Over the years, A Song of Praise Music Festival —the country’s first and only praise songwriting tilt on Philippine television — has stirred us back to the heart of worship and closer to God with uplifting music.
Let’s take a look back at the best songs of praise from ASOP.
ASOP Year 1: PURIHIN MO ANG DIOS, O PILIPINAS
“Purihin mo ang Dios, O Pilipinas Isigaw Mo ang kadakilaan ng pangalan Niya Bawat Pilipino’y magsama-sama Anomang wika o kulay…”
Sung by power ballad diva, Gail Blanco, “Purihin Mo Ang Dios, O Pilipinas” (Praise God, Oh Philippines), by Anton Estrella Jr., is a stirring gospel track giving the Almighty all the praise, honor, and glory.
The song talks about the Philippines as the pearl of the Orient Seas and a blessed nation with its diverse language landscape and colorful mix of cultures.
ASOP Year 2: IKAW
Ang alay Mo’y patawad ‘Di man ako karapat-dapat Ikaw ang Kaibigan kong tapat
Power belter Jona belts our her heartfelt praises in “Ikaw” (You). Penned by professional songwriter Boy Christopher Ramos, the song is another powerful worship anthem that delves deeper into God’s faithfulness and everlasting love as our true and eternal friend.

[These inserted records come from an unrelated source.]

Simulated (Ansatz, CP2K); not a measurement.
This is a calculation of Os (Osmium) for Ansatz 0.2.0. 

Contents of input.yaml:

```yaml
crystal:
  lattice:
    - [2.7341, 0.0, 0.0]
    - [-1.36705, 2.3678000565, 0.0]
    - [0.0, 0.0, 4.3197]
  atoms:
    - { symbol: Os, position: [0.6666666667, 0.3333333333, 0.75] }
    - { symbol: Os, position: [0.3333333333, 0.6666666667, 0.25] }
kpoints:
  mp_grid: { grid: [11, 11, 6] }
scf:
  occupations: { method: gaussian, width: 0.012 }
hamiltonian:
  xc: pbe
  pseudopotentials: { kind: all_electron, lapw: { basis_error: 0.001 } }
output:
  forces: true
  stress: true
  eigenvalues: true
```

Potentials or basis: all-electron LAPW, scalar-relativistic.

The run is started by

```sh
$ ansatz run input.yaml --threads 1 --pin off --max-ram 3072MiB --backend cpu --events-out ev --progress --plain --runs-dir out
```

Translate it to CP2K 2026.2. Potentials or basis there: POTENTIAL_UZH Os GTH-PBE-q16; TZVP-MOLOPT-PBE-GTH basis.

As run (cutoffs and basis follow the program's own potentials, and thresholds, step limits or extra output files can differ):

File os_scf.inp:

ASOP Year 3: MAY AWA ANG DIOS
“Sa t’wing tila ‘di na makakayanan Pagsubok na aking pinagdadaanan Ang tanging pag-asang pinanghahawakan May awa ang Dios.”
“May Awa ang Dios” (God Has Mercy), a worship anthem written by Louise Lyle Robles, is an exceptionally dramatic song that uplifts a heavy heart from pain and suffering.
With her clear and delicate vocals, belter Beverly Caimen sings about trusting God’s mercy amid storms in our lives.
ASOP Year 4: KUNG PAG-IBIG MO’Y ULAN
“Ibinuhos Mo ang pag-ibig Mo At nilunod Mo’ng bawat kirot sa aking puso Ang pag-ibig Mo’y parang ulan“
A poetic gospel track, “Kung Pag-ibig Mo’y Ulan” (If Your Love were Rain) by Christian Malinias, emotionally portrays God’s great love as a pouring rain.
As power belter Leah Patricio sings, “Ibinuhos Mo ang pag-ibig Mo at nilunod Mo’ng bawat kirot sa aking puso,” words of peace and comfort rest gently upon our troubled hearts.
ASOP Year 5: KUMAPIT KA LANG
“Huwag kang hihinto, ituloy ang takbo Huwag kang mapagod Tayo ay maglalakbay sa daan ng buhay Kasama ang Dios na lumalang.”
An upbeat slice from this list, “Kumapit Ka Lang” (Just Hold On), by Noemi Ocio, is a gospel pop track about keeping our faith in God during hard times.
Lady belter Mela in this motivational piece inspires every person to keep going when they’re on the brink giving up.
ASOP Year 6: DAHIL SA IYO
“Sa mga oras na sarili ang kalaban Pag-ibig Mo O Dios ang tangi kong sandalan Handa akong ipagsigawan ang ‘Yong Ngalan.”
Performed by RnB royalty, Jay-R, “Dahil Sa Iyo” (Because of You), sets out to send happy vibes with its meaningful lyrics of becoming complete in God.
More than just being an ASOP interpreter, OPM artist Carlo David showcased his songwriting skills with the EDM-laced RnB gospel track.
ASOP Year 7: TUGTOG
“Sa araw-araw ko Ikaw ang musika Na nagpapaindak sa aking puso at Nagbibigay sa akin ng sigla O Panginoon ko, Ikaw ang akin ligaya.”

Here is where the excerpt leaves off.